Before I tell you about my dream, a history lesson. Some years ago DC had an amazing Summer event, one of my favorite events they ever did. For twelve weeks they released a big piece of newsprint that could be unfolded to reveal massive comics featuring an assortment of heroes. There were different tales all done by a cool team of writers and artists (and some writer-artists). Out-of-continuity yarns about Batman, Superman, Wonder Woman, Meatmorpho, Aquaman, Hawkman, and so forth were done by a who's-who of creators including such big names like Neil Gaimain, Kyle Baker, Amanda Conner, Walter Simonson, Joe Kubert, Dave Gibbons, and too many more to name, all who gave us lots of comic-book goodness. It was collected in a massive hardcover that matched the size of the newspaper when unfolded. I loved it, and DC hasn't done anything like it since 2009. Except in my dream.

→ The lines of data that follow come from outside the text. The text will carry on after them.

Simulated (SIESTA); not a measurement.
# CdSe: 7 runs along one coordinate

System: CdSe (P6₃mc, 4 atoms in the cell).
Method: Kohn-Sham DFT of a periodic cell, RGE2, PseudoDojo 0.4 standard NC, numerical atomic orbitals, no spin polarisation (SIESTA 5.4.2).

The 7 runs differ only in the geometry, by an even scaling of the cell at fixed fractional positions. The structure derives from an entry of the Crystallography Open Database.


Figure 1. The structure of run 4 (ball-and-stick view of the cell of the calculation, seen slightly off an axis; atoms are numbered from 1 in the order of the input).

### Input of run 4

Now then, a couple days ago I had a dream, you may know the kind. I refer to if you ever have a dream where you don't recall the majority of what occurred but a small detail stands-out in your mind? I had such a dream. I don't recall the general plot/focus, but at one point within this dream I'm in a Barnes and Noble and spot a massive hardcover collecting something called, "More Wednesday Comics." Within the dream I glanced at the front and back before my dream continued with whatever surreal story it was telling--I honestly can't recall the rest--I remember that book with a shocking clarity however. "More Wednesday Comics," on the back describes how it is the hardcover collecting the, "Sequel to the smash-hit series before it," with a focus on creators returning to characters they did beloved runs on for fresh takes along with new talent.
|Interestingly enough, Quitely has drawn a version of The Question. |
It was for the, "Pax Romana," one-shot as a part of, "The Multiversity."
The book discuses how it has stories such as a new strip on The Question written by Denny O'Neil (who did my favorite run on the character) with art by Frank Quietly. Also, none other than Alan Moore writing a horror-heavy story about Swamp Thing illustrated by Bernie Wrightson. Grant Morrison stops by to do a darker take on, "Superman," basically completely counter to, "All-Star Superman," with art by Eduardo Risso (who in real-life illustrated the Batman-story in the original, "Wednesday Comics," publication). Frank Miller writes and draws a story that involves weird time-travel resulting in his Batman from, "Year One," meeting-up with the one from, "Dark Knight Returns," and basically being disgusted and pledging he'll never end-up like his older-self, whilst the older-Batman mocks the younger one's naivete. Jack Kirby and Tom King collaborating for a, "Fourth World," epic co-written together and illustrated by Kirby in the vein of the recent, "Mister Miracle," sounded cool, and for some reason Jim Balent writes and draws, "Wonder Woman," which within the dream confused me as he is of course known for his work on, "Catwoman," and never wrote or illustrated Wonder Woman as far as I know, but trying to make sense of a dream is a fool's errand. It was all very strange yet exciting.
A lot of these stories couldn't happen or won't happen (Alan Moore isn't exactly on speaking-terms with DC, Jack Kirby died before Tom King even started making comics, etc.) but within my dream this big hardcover book existed and was glorious. I told my wife how I had a dream about a comic that didn't exist and she asked if maybe it really did, at least in some form. She wondered if I didn't utterly imagine it, which I had to tell her I tragically did. This made me wonder what it would be like if something at least slightly like my dream could happen--I mean, if DC ever made a sequel to, "Wednesday Comics," I would for sure want to buy it as it came out and when it was collected. After all, even if my version I dreamed about is impossible to create (in this reality at least) I would enjoy any kind of, "More Wednesday Comics," DC could potentially give us. For now though, all I can do is literally dream.